As for MSFT’s industry tactics. They are extremely well documented and anyone who has done much work outside of the little huddle that is micro-softies knows them. This is why they are still in anti-trust trouble in Europe, where the authorities cannot be handled by just throwing money at a right wing candidate’s campaign and/or throwing money at the court system to stall things until a favorable political climate arises. (or both)

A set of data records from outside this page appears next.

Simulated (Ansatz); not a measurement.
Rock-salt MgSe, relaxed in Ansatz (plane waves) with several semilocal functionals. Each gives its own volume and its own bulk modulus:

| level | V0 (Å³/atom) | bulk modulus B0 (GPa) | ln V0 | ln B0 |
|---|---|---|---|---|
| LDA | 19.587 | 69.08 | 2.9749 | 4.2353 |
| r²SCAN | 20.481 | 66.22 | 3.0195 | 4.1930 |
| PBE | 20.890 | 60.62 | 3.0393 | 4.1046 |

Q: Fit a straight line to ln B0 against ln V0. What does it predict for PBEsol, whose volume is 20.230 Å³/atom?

On business level, again I think you are being naive. In my personal opinion what you see in public today is a temporary marriage of convenience. Today, Sun doesn’t know how to get on to the desk top and Microsoft is having a hard time penetrating the server room. BOTH of our customers want the one to talk to the other, so we try to cooperate at least that far for the sake of all our sales.
Make no mistake however, to both companies the other is currently a necessary evil.
Oh, and I can’t say anything about IBM OS’s because I have never actually had to program VM…
From my experience with IBM’s other products IBM certainly does have the smarts to write good software. They build an excellent Java VM and thats hard to do well. If I were going to “bash” IBM I’d just say that there is a reason “Business” is their middle name. If you have a big business problem, and deep big business pockets, then IBM can certainly be a reasonable solution. But they certainly aren’t cheap and when you go Big Blue you go ALL blue. One of Sun’s main distinctions is that we do a lot more to integrate with third parties then IBM ever has.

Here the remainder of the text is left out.